Amazon unveils 20-city short list for $5 billion second headquarters
Published on Jan 18, 2018 by
BY TERENCE CULLEN
NEW YORK DAILY NEWS
Updated: Thursday, January 18, 2018, 11:41 AM
Amazon on Thursday unveiled its 20 finalist cities to build its $5 billion second headquarters, including New York City, Toronto and Denver.
Roughly half of those municipalities are on the East Coast, which would give the Seattle-based e-commerce behemoth a foothold at both ends of the country.
Los Angeles is the only West Coast city to make the final cut, per a map released by Amazon on Thursday.
The Big Apple has some regional rivals in Newark and Philadelphia, whose bids for the headquarters also made the final list.
Boston, Pittsburgh, Chicago, Indianapolis, and Miami also made the cut.
Amazon also signaled an interest in Washington, D.C., and Northern Virginia, which could put the massive office in President Trump’s backyard.
The commander-in-chief has railed against the company for allegedly skipping out on taxes, while bashing Amazon founder Jeff Bezos, who owns the Washington Post.
The announcement comes a day after Apple announced plans to build a new corporate campus and add 20,000 workers based in the U.S.

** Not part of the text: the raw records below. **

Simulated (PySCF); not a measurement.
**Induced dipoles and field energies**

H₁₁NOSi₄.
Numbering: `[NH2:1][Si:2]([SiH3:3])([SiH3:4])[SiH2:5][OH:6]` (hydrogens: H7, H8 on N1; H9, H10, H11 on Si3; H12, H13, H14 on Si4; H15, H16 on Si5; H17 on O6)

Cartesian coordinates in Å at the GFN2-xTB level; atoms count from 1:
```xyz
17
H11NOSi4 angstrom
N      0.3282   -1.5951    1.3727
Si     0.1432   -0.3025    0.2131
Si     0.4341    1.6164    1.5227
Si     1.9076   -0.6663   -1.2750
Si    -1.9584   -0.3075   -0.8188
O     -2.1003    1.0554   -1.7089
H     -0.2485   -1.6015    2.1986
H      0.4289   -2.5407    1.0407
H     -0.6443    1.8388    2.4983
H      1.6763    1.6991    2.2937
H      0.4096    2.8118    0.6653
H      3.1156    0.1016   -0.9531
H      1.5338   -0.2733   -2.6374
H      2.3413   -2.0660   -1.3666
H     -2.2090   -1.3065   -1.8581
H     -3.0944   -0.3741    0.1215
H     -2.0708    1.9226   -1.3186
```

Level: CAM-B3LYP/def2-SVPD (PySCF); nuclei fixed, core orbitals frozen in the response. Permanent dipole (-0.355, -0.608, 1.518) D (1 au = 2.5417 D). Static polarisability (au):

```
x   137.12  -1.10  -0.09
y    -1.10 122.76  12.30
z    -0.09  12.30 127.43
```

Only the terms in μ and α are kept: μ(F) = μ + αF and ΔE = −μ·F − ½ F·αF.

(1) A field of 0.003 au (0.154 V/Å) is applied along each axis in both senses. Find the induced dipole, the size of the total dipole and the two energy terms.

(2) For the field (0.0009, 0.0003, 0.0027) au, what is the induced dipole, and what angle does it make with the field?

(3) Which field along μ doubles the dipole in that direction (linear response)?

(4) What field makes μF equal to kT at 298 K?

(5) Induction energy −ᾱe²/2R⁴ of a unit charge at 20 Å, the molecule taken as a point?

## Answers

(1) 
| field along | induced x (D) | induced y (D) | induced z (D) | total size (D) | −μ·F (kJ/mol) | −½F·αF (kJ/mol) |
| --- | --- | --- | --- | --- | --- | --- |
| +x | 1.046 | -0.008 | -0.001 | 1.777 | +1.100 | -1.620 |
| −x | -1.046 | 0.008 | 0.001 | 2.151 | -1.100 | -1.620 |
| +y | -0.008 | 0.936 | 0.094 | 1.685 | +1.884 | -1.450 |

Amazon caused a municipal stir last year when it announced its plans to build a second headquarters. The company promised it’d create 50,000 high-paying jobs at new sprawling campus.
The company received 238 proposals by the October 2017 deadline.
New York City floated Manhattan’s Far West Side and Downtown along with waterfront Brooklyn and Queens as potential development areas.
The city’s placement on the list left some in the construction industry bullish on its prospects.
“We should take everything we need to…prepare New York and the region for a major expansion of jobs and a corporate campus like we’ve never seen before,” said Carlo Scissura, president and CEO of the New York Building Congress, an advocacy group for the city’s construction, design and engineering industries.
Even if Newark bested the Big Apple for the campus, he added, its proximity to New York would still mean a lot of economic activity for the city.
“If Newark got it, obviously New York would benefit tremendously,” he said. “My preference is New York, but I wouldn’t cry if it was Newark.”
Advocates in New York had pushed the city as a viable option because new construction.
But the bid wasn’t without criticism over potential tax breaks and the city’s stunted transit system.
And while some of the bigger cities are believed to have offered tax cuts, others went for gimmicks — like the Georgia town that offered to rename itself “Amazon” should the company move there.
That town didn’t make the list, but nearby Atlanta is still in consideration.
Two Texas cities — Dallas and Austin — also made the final 20, along with Nashville, Raleigh, N.C., and Columbus, Ohio.
A number of cities contacted by the Associated Press earlier this month declined to say what exactly they offered Amazon in their proposals.
Good government group panned the discretion of some cities when the potential deals could leave taxpayers on the hook.
“They’re just acting like this is another secret deal,” Greg LeRoy of Good Jobs First, a nonprofit tracking economic spending, told the AP last week. “This is a nutty situation.”